Jez Butterworth’s Jerusalem, currently playing at the Music Box Theater, takes its name from a hymn that, according to director Ian Rickson, is held dear by the English people. “Its words,” Rickson writes in the director’s notes, “have helped form an idyllic sense of aspired Englishness.” It is quite fitting that none of the characters can remember the song, which is on the tips of their tongues until near the very end of this sweeping, insidious play. Jerusalem is about English people, yes, but it is also about a whole mess of cultural ambiguities that relate not just to England but, really, to the human condition.

Themes that run through Jerusalem are not neat or tidy; they frequently clash and sometimes directly contradict one another: The state of the nation is strong; the nation is in decline. You can’t go home again; you can’t run from your past. Same shit, different day; if it ain’t broke, don’t fix it. We are a highly sophisticated species; we are, in the end, animals. Technology helps us; technology has made us emotionally disconnected idiots. See the world; there is no place like home. Cultural messages are messy, and so is Jerusalem, but in increasingly profound ways.

The central character is, like the themes of the play itself, a tangled mess of contradictions. A middle-aged, black-out drunk who has long lived illegally in a trailer on a small clearing in the woods in Wiltshire, England, Johnny “Rooster” Byron (played with scenery-chewing awesomeness by Mark Rylance) is the kind of perpetual adolescent that both English and American culture has long been fascinated with: he is equal parts Peter Pan, Stanley Kowalski, that self-destructive, brilliant guy that Kevin Bacon played in the 1982 film Diner, and that self-destructive, benignly predatory guy that Matthew McConaughey played in the 1993 film Dazed and Confused (“That’s what I love about these high school girls, man. I get older, they stay the same age.”).

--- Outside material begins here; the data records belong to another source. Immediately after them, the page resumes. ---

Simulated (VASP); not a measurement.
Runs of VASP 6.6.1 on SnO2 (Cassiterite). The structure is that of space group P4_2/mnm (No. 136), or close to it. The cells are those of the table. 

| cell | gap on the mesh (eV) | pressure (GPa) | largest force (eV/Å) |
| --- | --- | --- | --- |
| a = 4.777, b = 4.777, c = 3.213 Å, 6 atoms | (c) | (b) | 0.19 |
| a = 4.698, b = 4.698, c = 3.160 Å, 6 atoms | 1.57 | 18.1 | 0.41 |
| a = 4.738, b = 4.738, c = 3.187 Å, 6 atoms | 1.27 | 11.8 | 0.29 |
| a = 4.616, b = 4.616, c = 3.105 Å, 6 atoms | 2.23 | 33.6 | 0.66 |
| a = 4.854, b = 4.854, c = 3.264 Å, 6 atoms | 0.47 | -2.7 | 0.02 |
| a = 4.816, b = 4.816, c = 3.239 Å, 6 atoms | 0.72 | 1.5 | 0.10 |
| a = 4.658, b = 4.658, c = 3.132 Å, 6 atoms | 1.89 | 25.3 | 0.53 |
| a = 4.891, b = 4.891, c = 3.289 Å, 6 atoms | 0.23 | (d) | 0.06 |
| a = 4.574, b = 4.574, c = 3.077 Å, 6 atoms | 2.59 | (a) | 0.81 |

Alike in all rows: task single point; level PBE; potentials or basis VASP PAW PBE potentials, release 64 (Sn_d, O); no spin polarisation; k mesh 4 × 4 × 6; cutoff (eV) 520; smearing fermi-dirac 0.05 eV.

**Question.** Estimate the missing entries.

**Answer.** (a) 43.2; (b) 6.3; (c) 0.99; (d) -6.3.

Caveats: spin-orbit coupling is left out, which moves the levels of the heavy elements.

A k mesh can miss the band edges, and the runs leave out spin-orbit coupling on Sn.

Rooster spends his days drinking, partying, and creating a nuisance. As the town around him becomes more and more upscale, a growing number of locals voice their desire for Rooster to simply go away; the local government would prefer this, too, since there are plans to develop his patch of woods into a housing development. All this doesn’t stop many of the locals from buying drugs from Rooster, whose trailer has for decades been a place where local teens hang out, get high, and listen to Rooster’s tall-tales. The fact that most of the kids who kill time gobbling drugs and guzzling booze with Rooster are safer with him than they are in their own homes is just one more of the many contradictions this play toys with.

Another is the characters’ tortured relationships with both the past and the future. Rooster’s tall-tales are the only things that make the past interesting for many of these characters, whose lives all exhibit a deadening sameness that is clearly never going to change. Rooster has done nothing but swagger around his trailer since the early 1980s; his behavior is beginning to catch up with him, but he’s utterly incapable of changing into anyone else, except perhaps, eventually, The Professor (Alan David, hilarious and terrifying), a senile, alcoholic professor emeritus who wanders frequently through Rooster’s woods in a blithely befuddled search for Mary, who might be a dog, or his long-dead wife. Ginger (Mackenzie Crook, also hilarious and terrifying), a man in his early 20s, is as close as one can be to Rooster, which is not very close at all; Ginger is clearly a Rooster-in-training, and while Rooster is well aware of this fact, Ginger is not.

The rest of Rooster’s entourage consists of a group of stubbornly provincial teenagers, who don’t hesitate to mock him behind his back. Like Ginger, they have no intention of admitting to themselves that they, too, will be Rooster one day, and ridiculing him helps them keep such realizations at a distance. While many of the kids, like Davey (Danny Kirrane, very good), never question their humdrum, lackluster lives, a few, like Lee (John Gallagher, Jr., fine, but could use a few more sessions with his dialect coach), dream of leaving home to seek adventure on their own. There are plenty of girls around to party with and, occasionally, to fuck; alas, I would have liked to have heard more from at least one of them.

Butterworth never dashes his characters’ chances of making changes, but always makes absolutely clear just how hard real change can be. This is especially the case when complacency is, if boring, also so comfortable, and the past—at least as reinvented by Rooster—so awesome and powerful. Rooster’s actual past—which has resulted in a young son that he’s utterly incapable of caring for or even relating to, and at least one ex-lover, the boy’s mother (Geraldine Hughes, heartbreaking), who views Rooster with contemptuous disappointment—is pathetic, and very much his fault. So he takes refuge in tall-tales, which take on a growing desperation as the future closes in on him.

Butterworth doesn’t tie up all the loose ends at the end of Jerusalem. Which is as it should be: how can one solve a nation’s identity crisis, resolve the human condition, untangle the mess of cultural baggage, and explain the appeal of suspended adolescence in a mere three-plus hours?